We talk in paediatric chaplaincy of finding a new normal – that often doesn’t come quickly, compassion for ourselves or others is important – perhaps we have lost something in privatising mourning…
It isn’t for the moment you are struck that you need courage, but for that long uphill climb back to sanity and faith and security Anne Morrow Lindbergh
I am reflecting on loss for Lent. I am not good at loss, I tend to bury it rather than processing it and grieving properly. This quotation is a chapter heading in the book I am reading and resonates with me and reminds me of some of the struggles of friends at the moment too. Emotionally I need to go where I physically go in this picture – I climb the hill to the hermit’s chapel at Rame and I meet God there, it is one of my shelters, my thin places and there are losses that I need to bring to God and acknowledge and grieve.
Valentine’s day, like many days which can be celebratory, are days which can be painful too depending on what memories emerge. There are all sorts of perspectives on loss and grief but I regularly revisit Bonhoeffer’s words from prison written on Christmas Eve 1943:
“It is nonsense to say that God fills the gap; he doesn’t fill it, but on the contrary, he keeps it empty and so helps us keep alive our former communion with each other, even at the cost of pain”.
This may not be the experience of everyone but perhaps helps to reassure us that others too find a void that God does not fill as we reflect on losses.
Dietrich Bonhoeffer. Letters and Papers from Prison. (London: SCM Press, 1971), p. 176
Last week we said goodbye to Paul’s car, it had been part of our lives since 2001 and we have lots of fond memories of using it during his Curacy in Aston. I was a tiny bit tearful as it was towed away. Last week I got a new phone and while it may seem slightly crazy to mourn the loss of my blackberry there is a small sense of loss as I give up a phone I had come to know well for one that I am finding a little baffling! I am just reflecting if a little ritual would have been helpful, at least with the car – perhaps not with the phone! As I was processing that thought I came across this quotation from John O’Donohue in the middle of some notes:
With the demise of religion, many people are left stranded in a chasm of emptiness and doubt: without rituals to recognize, celebrate or negotiate the vital thresholds of their lives, the key crossings pass by, undistinguished from the mundane, everyday rituals of life. This is where we need to retrieve and reawaken our capacity for blessing.

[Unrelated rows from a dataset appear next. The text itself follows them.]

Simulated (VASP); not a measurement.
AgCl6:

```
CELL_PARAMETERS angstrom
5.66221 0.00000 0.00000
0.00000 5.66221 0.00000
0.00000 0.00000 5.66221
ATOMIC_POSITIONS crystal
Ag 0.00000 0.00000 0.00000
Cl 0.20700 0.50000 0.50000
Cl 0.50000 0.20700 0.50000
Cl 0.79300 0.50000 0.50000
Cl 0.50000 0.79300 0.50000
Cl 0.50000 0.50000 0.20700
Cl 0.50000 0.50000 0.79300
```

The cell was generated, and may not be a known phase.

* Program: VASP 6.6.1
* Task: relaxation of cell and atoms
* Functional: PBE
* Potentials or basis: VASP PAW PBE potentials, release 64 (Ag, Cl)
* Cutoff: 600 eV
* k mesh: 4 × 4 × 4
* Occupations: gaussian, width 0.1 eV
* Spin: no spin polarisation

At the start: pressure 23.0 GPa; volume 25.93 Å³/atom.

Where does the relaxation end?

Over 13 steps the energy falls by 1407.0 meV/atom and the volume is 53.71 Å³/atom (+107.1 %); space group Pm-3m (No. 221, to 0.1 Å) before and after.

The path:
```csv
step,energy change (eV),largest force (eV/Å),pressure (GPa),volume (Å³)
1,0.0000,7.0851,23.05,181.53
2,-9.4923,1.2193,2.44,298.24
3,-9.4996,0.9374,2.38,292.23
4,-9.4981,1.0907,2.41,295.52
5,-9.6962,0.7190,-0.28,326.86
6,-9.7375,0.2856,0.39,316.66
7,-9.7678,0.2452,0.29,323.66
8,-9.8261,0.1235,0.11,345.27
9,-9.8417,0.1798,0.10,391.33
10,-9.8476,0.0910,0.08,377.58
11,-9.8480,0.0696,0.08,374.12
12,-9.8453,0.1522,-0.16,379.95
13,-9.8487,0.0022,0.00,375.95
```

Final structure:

This to me suggests there is much opportunity for what Ann Morisy calls apt liturgy, churches facilitating blessing and other marker posts for significant times in people’s lives that don’t happen in the church building. She talks about creating memories of the heart – ideas and images that can be pondered; enabling people to cope, especially when they are close to being overwhelmed by emotion; providing symbols or codes that ‘waft us heavenward’. This is something that Paul spends a lot of time reflecting on in his job and if I see a gold padded heart it brings a tear to my eye! This is perhaps another area I need to reflect on further and ask God to show me where I need to be bolder in offering apt liturgy.
John O’Donohue. Benedictus a Book of Blessings London: Bantam Press, 2007, p206.
Ann Morisy. Journeying Out. London: Continuum, 2004, p158.